Learning and predicting the performance of given software configurations are of high importance to many software engineering activities. While configurable software systems will almost certainly face diverse running environments (e.g., version, hardware, and workload), current work often either builds performance models under a single environment or fails to properly handle data from diverse settings, hence restricting their accuracy for new environments.
In this paper, we target configuration performance learning under multiple environments. We do so by designing SeMPL — a meta-learning framework that learns the common understanding from configurations measured in distinct (meta) environments and generalizes them to the unforeseen, target environment. What makes it unique is that unlike common meta-learning frameworks (e.g., MAML and MetaSGD) that train the meta environments in parallel, we train them sequentially, one at a time. The order of training naturally allows discriminating the contributions among meta environments in the meta-model built, which fits better with the characteristic of configuration data that is known to dramatically differ between different environments.
Through comparing with 15 state-of-the-art models under nine systems, our extensive experimental results demonstrate that SeMPL~performs considerably better on 89% of the systems with up to 99% accuracy improvement, while being data-efficient, leading to a maximum of 3.86× speedup.
This repository contains the key codes, full data used, raw experiment results, and the supplementary tables for the paper.

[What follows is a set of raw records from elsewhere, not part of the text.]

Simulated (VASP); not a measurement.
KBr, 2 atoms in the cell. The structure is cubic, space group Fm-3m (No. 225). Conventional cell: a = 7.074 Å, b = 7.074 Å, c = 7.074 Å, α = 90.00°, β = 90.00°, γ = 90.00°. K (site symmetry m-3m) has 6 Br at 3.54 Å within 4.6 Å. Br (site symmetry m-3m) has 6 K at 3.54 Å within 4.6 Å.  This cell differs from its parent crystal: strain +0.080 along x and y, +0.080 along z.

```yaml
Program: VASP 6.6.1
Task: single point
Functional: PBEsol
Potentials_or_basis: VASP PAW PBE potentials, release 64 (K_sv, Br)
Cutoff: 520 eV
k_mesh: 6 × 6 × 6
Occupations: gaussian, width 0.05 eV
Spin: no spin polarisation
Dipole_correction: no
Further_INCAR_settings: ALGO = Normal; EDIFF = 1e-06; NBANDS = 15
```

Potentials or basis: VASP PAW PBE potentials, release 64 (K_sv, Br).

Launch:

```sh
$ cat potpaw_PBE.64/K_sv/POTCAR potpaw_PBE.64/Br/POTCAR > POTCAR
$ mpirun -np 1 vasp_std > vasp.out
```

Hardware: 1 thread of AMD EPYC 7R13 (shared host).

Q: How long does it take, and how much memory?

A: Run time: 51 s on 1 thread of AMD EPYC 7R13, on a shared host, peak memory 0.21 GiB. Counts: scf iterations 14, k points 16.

Jingzhi Gong and Tao Chen. 2024. Predicting Configuration Performance in Multiple Environments with Sequential Meta-Learning, The ACM International Conference on the Foundations of Software Engineering (FSE), July 15- 19, 2024, Porto de Galinhas, Brazil, 24 pages.
-
artifact documents the required documents for the submission of Artifacts FSE'24.
-
data: configuration datasets of nine subject systems as specified in the paper.
-
results: contains the raw experiment results for all the research questions.
-
utils: contains utility functions to build SeMPL.
-
Figure5/6/7_full.pdf: supplementary tables for Figure 5/6/7 in the paper.
-
SeMPL_main.py: the main program for using SeMPL, which automatically reads data from csv files, trains and evaluates the meta-model, and saves the results.
-
requirements.txt: the required packages for running SeMPL_main.py.
-
Download all the files into the same folder/clone the repository.
-
Install the specified version of Python: the codes have been tested with Python 3.6 - 3.9, tensorflow 2.12 - 2.16, and keras < 3.0, other versions might cause errors.
-
Using the command line: cd to the folder with the codes, and install all the required packages by running:
pip install -r requirements.txt
-
Command line: cd to the folder with the codes, input the command below, and the rest of the processes will be fully automated.
python SeMPL_main.py
-
Python IDE (e.g. Pycharm): Open the SeMPL_main.py file on the IDE, and simply click 'Run'.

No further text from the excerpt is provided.